London: Bob Bradley insisted he is “totally committed” to coaching Egypt’s national team despite the turmoil in the country following the riot at a game last week that left more than 70 dead.
The federation president who hired Bradley last year and his board were dismissed by the prime minister in the aftermath of Wednesday’s rampage.
But Bradley, a former U.S. national team coach, is sure that he will lead Egypt into African Cup of Nations qualifying.
“I’m totally committed,” Bradley told a broadcaster according to an e-mailed transcript. “When a tragedy like this occurs it’s important that people can come together and can be strong, and in my role as coach of the national team I want to do whatever I can in my responsibilities to help with this process.”
The deadliest football stadium disaster since 1996 unfolded in the Mediterranean city of Port Said following Al-Masry’s league match against Cairo-based Al-Ahly, with fans crushed to death while others were fatally stabbed or suffocated in a stampede.
Protesters accused the police of doing nothing to stop the violence and that set off a new cycle of clashes against Egypt’s military rulers that has killed 13 people in five days.
“This is a much deeper situation than football—really not the case of football fan violence—and I think it is important for people around the world to understand that,” Bradley said. “Obviously there is a lot going on in Egypt at this time, events after the revolution, and the football community is connected with all that and certainly some of the Ultras from different clubs especially Al-Ahly.
“These young people have been responsible for trying to bring about change in the country and these are people that have a passion for Egypt and with it an incredible passion for Egyptian football and their club.”

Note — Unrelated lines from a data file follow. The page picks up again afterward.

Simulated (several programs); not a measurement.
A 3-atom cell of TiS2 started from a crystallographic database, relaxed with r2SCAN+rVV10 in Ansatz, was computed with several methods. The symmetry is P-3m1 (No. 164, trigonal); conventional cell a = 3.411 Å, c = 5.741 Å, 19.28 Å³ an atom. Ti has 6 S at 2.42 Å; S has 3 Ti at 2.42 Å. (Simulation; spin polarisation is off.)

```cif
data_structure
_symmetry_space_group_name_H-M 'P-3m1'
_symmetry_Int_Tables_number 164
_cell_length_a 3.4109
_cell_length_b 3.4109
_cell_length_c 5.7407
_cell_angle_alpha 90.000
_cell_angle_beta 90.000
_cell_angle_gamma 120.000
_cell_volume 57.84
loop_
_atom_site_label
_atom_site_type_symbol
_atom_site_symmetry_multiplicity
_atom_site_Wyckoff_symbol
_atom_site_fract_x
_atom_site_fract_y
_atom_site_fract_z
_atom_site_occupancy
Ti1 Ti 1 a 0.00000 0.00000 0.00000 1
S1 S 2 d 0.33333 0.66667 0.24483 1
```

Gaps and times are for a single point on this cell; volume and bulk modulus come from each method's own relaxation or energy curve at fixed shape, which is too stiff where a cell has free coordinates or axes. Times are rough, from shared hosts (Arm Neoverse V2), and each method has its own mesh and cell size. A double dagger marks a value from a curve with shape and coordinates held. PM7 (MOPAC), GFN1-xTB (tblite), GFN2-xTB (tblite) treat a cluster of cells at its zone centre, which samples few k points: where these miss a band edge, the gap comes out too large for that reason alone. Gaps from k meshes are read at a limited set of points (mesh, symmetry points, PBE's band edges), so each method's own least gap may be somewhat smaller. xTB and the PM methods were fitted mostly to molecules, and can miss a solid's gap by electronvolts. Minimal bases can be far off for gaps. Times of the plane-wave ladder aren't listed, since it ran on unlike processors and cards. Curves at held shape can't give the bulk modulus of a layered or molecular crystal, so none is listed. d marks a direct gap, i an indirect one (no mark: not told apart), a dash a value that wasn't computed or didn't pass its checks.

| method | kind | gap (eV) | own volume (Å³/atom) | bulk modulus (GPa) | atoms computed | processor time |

Al-Ahly players Mohamed Aboutrika, Emad Moteab and Mohamed Barakat—all on the Egypt national team—announced they are retiring after witnessing the violence last week.
And Bradley is unsure if Egypt’s 2013 African Cup of Nations qualifier will go ahead in the Central African Republic as planned on Feb. 29.
“Quite clearly given the events, it will take these players some time to try to move forward,” Bradley said. “With it, there are enough questions about when the league will begin again or whether or not games will be played with fans or without.”